There was no immediate response from the biggest and wealthiest teams, who have expressed concern in recent months about where the sport is heading.
"The teams have to digest the proposals that we've made," said Formula One's managing director of motorsport Ross Brawn, a former Ferrari technical director and former Mercedes team principal.
"I think they were all accepted in good spirit. There's no doubt there will be different opinions. I think everyone, all the teams, is pleased to see the landscape laid out completely on some key elements."
The meetings were held just hours ahead of the opening free practice session for this weekend's Bahrain Grand Prix, which was topped by Red Bull's Daniel Ricciardo (1:31.060).
The long-awaited statement covered five key areas: Control of budgets and revenues, a new structure for governance, sporting and technical rules, engines and overall costs. They are due to be introduced from 2021.
The cost cap is designed to put the onus on wise spending rather than cuts, together with streamlining other areas of the organisation, with the aim of making the sport more "fan-centred".

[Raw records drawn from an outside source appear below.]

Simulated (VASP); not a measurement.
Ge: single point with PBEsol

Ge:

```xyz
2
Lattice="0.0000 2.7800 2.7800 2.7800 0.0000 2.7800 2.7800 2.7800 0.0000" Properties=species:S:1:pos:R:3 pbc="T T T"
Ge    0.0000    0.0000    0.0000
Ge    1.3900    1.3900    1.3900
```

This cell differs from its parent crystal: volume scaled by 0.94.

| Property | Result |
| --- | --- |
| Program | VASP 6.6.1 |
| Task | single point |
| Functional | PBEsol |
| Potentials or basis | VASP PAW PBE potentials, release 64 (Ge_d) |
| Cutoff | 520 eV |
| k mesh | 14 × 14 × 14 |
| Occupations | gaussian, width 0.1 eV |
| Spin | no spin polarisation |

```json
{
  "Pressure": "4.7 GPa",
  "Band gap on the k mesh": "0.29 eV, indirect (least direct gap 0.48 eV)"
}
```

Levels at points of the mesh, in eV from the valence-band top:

It gave no details, however, with media reports talking of a US$150 million (S$197 million) annual figure which would be above what many teams spend but well below that of the biggest manufacturers' budgets.
Force India's chief operating officer Otmar Szafnauer said his team were pleased with the proposals presented by Liberty Media, who took over in January last year.
"It was a presentation and we all listened and there wasn't much interaction," he said. "My opinion is it's going in the right direction."
Formula One said future revenue distribution must be "more balanced, based on meritocracy of the current performance and reward success for the teams and the commercial rights holder".
"We are driven by one desire - to create the world's leading sporting brand," said Formula One chief executive Chase Carey. "Fan-centred, commercially successful, profitable for our teams and with technological innovation at its heart."